What is the meaning of 'rescuing the company' in terms of the new Companies Act?
According to the wording used in the new companies act, ‘rescuing the company’ means achieving the goals set out in the definition of “business rescue”. It accordingly has two goals: a primary goal, which is to facilitate the continued existence of the company on an solvent basis or, a secondary goal, in case the first fails, is to achieve a better return for the creditors or shareholders of the company than would result from immediate liquidation of the company.
The question that arises is can a business rescue plan succeed where the proposed plan provides for the secondary goal only. In other words, whether the requirement of ‘rescuing the company’ is satisfied where it is clear that the company can never be saved from immediate liquidation and that the only hope is for a better return than that which would result from liquidation.
In Australia it is accepted, that recourse to the rescue provisions of that country’s corporations act – which are not dissimilar in wording to our business rescue provisions – need not necessarily be to save the company from liquidation. The dictionary meaning of ‘rescue’ and ‘rehabilitate’ both of which convey the notion of a return or restoration to a normal healthy state.

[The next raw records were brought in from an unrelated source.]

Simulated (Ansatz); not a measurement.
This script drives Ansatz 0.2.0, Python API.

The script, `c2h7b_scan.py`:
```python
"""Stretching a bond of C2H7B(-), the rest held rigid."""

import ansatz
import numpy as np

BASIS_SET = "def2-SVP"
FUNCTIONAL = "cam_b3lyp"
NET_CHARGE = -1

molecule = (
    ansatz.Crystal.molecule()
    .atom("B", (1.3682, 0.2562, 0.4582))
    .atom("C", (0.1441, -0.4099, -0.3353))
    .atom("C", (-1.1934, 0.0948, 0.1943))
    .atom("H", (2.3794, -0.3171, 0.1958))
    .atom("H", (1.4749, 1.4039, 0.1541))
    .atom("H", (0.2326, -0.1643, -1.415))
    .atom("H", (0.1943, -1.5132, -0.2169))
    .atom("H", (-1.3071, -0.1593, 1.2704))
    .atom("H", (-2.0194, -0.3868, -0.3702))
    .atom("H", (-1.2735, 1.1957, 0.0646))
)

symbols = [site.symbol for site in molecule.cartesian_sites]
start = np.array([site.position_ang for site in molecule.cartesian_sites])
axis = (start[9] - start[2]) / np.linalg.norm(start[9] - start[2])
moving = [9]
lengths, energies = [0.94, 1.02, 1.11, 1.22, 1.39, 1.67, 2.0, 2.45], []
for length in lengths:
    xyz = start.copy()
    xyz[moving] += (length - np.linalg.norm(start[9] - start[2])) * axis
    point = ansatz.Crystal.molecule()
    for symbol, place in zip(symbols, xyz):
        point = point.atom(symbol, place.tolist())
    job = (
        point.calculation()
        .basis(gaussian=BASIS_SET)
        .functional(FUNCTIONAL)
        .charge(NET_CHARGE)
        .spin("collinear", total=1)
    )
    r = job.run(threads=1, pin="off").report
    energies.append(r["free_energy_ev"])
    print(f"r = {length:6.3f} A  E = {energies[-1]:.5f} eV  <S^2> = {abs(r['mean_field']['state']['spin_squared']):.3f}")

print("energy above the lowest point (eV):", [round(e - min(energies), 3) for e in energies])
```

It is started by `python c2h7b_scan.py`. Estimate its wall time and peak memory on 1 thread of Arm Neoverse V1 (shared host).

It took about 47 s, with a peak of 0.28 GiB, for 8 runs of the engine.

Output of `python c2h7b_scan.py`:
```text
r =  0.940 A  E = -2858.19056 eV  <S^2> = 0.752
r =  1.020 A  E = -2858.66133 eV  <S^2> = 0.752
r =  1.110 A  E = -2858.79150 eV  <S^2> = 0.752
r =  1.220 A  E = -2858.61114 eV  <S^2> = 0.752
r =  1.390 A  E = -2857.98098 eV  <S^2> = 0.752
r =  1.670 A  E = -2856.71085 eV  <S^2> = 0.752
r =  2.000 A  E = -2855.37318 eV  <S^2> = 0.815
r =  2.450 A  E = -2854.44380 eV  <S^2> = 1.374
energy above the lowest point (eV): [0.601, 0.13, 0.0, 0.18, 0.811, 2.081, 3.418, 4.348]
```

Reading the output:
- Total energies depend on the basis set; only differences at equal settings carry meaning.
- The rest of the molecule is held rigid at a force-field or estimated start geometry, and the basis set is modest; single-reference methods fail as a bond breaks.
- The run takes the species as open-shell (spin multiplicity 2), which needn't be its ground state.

The court found in the case of Oakdene Square Properties and others vs Nedbank and others that the relevant sections of the new companies act provides that ‘business rescue’ means to facilitate ‘rehabilitation’, which in turn means the achievement of one of two goals: to return the company to solvency, or to provide a better return for creditors and shareholders. The court found that the achievement of any one of the two goals would qualify as ‘business rescue’.
The Court raised the rhetoric questions: why, as a matter of common sense and policy, should this be so? Why should a company not be temporarily protected against claims of creditors if that will allow the sale of the business as a going concern at optimum value, in order to give creditors and shareholders a better return than would result from liquidation? Academic writers have suggested that this insistence on an eventual return to solvency was one of the reasons why the institution of judicial management under the old companies act turned out to be an ‘abject failure’ The court found that it can be accepted with confidence that the legislature did not intend to repeat the mistakes of the past.